Observing the Antlia Galaxy Cluster

High up in the sky these autumn evenings, you’ll find the small faint constellation of Antlia, the air pump. Never heard of it? It's between Vela and Hydra. It was created by Lacaille in the 18th century. 

Probably best known for the iconic image of NGC 2997, the beautiful face-on spiral photographed by David Malin at the AAO.

However our target this month is the Antlia Galaxy Cluster. This is the third closest to our Local Group, with only the Fornax Cluster and Virgo Cluster lying closer. The Antlia Cluster contains about 234 galaxies and is dominated by two massive elliptical galaxies, NGC 3258 and NGC 3268.

The Northern subgroup of galaxies inside the cluster gravitate around NGC 3268, while the Southern subgroup is centered around NGC 3258. Each of the two giant ellipticals contain several thousand globular clusters.

Most galaxies in the Antlia Cluster are early type galaxies, and dwarf elliptical galaxies are the most common galaxy type. The Antlia Cluster is located between 32.58 and 32.71 million light years from Earth.

We will concentrate our observing on the Northern subgroup centered on NGC 3268, an 11.8 mag elliptical galaxy. At 2.5 x 3.0 minutes of arc it's reasonably large, and relatively easy to see in a 10” telescope. The other bright galaxy, NGC 3271 lies 15 minutes ESE of NGC 3268. The 11.8 mag barred spiral galaxy is of similar size to NGC 3268. 

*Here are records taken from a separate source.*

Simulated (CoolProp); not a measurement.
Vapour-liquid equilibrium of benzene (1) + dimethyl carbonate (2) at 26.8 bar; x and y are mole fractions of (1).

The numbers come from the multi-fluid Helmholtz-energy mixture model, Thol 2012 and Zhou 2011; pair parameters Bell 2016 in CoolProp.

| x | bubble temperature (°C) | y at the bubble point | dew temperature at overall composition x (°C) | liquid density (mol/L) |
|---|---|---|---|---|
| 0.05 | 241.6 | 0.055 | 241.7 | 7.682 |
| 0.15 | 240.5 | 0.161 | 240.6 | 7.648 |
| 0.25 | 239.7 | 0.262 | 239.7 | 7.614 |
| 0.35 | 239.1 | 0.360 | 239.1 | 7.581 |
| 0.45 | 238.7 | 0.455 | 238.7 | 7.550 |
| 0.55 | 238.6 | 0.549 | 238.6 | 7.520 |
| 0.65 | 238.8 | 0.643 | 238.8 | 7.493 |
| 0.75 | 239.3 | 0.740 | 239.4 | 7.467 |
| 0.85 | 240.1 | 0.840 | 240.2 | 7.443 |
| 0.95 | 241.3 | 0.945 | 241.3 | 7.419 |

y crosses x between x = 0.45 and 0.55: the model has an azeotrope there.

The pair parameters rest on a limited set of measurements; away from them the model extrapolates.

Located 6 minutes North of NGC 3268, is the barred spiral NGC 3269. At 12.3 mag it is still well within reach of smaller scopes. You observe these objects under dark skies. Going out in a suburban sky is not going to auger well for you. 

Just 2.5 minutes west of NGC 3268 is the 12.5 mag NGC 3267. At 1.0 x 1.7 minutes in size, this spiral is the smallest of the quartet.

A number of fainter PGC galaxies also complete the view in larger scopes. Perhaps this cluster is a good target for our astro imagers?